Hide: Overrated

Reputation and hype combined often breed excess expectation. At Hide, take a highly talented chef, an alleged £20m investment, a wine joint venture with nearby Hedonism and anticipation levels can quickly become stratospheric. Gain a Michelin star within a year of opening and you’re in a whole different galaxy. Reviewers need to be sceptical by nature, but not since Sexy Fish have I been so underwhelmed by a London venue.

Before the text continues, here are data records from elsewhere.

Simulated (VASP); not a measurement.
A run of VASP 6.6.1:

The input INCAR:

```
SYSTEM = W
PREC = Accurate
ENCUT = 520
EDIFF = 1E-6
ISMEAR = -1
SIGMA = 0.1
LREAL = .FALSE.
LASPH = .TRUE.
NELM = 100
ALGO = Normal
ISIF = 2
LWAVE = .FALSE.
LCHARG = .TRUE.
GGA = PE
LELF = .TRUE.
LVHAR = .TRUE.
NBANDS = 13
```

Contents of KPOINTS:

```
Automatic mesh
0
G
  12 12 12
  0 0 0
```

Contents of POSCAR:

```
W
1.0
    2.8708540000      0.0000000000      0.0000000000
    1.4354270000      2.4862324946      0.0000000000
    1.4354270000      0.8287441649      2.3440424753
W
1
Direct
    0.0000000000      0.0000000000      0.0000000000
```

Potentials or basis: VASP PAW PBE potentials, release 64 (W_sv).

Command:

There is no doubting Hide’s ambition: three floors, from fine dining at the top to a cocktail bar at the bottom separated by a beautifully carved wooden staircase (which apparently cost a mere £1m) and more staff than covers (200 versus 180) on hand to take care of your every need. This, however, is where the problems begin. Clearly wine is part of the angle here, so no surprise to have a server offer us an iPad with the 4,000-bin list. Yet, does this device offer details on wines by the glass? No; you need a separate list for that. And, what about a beer (as requested by one of my comrades)? No; yet another list. So, before even getting onto the food, our table was covered in different menus and we had had to interact with around half a dozen different staff members just to get a pre-dinner drink. Having staff on hand is better than not having them at all, but when you get asked every three minutes by a different person whether you’ve decided on your food choices, this is not relaxing; it’s not even good service, it’s intrusive and over-bearing. Even if Hide does have to turn tables every two hours, no diner ever wants to feel under pressure.

Onto the food, and the story here is style over substance. No doubt, Ollie Dabbous has deserved pedigree, but the menu conception struck us as more about delivering easily Instagram-able dishes at prices pitched for wealthy Mayfair hedge funders and visiting out of towners whose currencies are markedly stronger than the British Pound – the sort of people who don’t mind paying over £40 for, say, a pigeon. Portion sizes also border on the stingy – again perhaps a deliberate nod to many of the actively Instagramming waif-like diners we witnessed. It’s hard to get a starter and a main in the ground floor restaurant for less than £60, so the least you should expect is to be properly fed at this price point. The food we did eat was by no means flawless either, a sentiment shared by all three in our group. While a wonderfully creamy chicken liver parfait paired with an out-of-this-world fig and hibiscus chutney (pictured) stood out as a marked highlight from our shared starters, my much-discussed pigeon main underwhelmed. It certainly looked beautiful, presented on a bed of festive pine and already sliced, but the whole experience was over in little more than a half-a-dozen mouthfuls – so the equivalent of a mere £7 a bite. Value for money? No. An experience? Yes, and especially the people-watching. Worth repeating? Only if someone else were paying.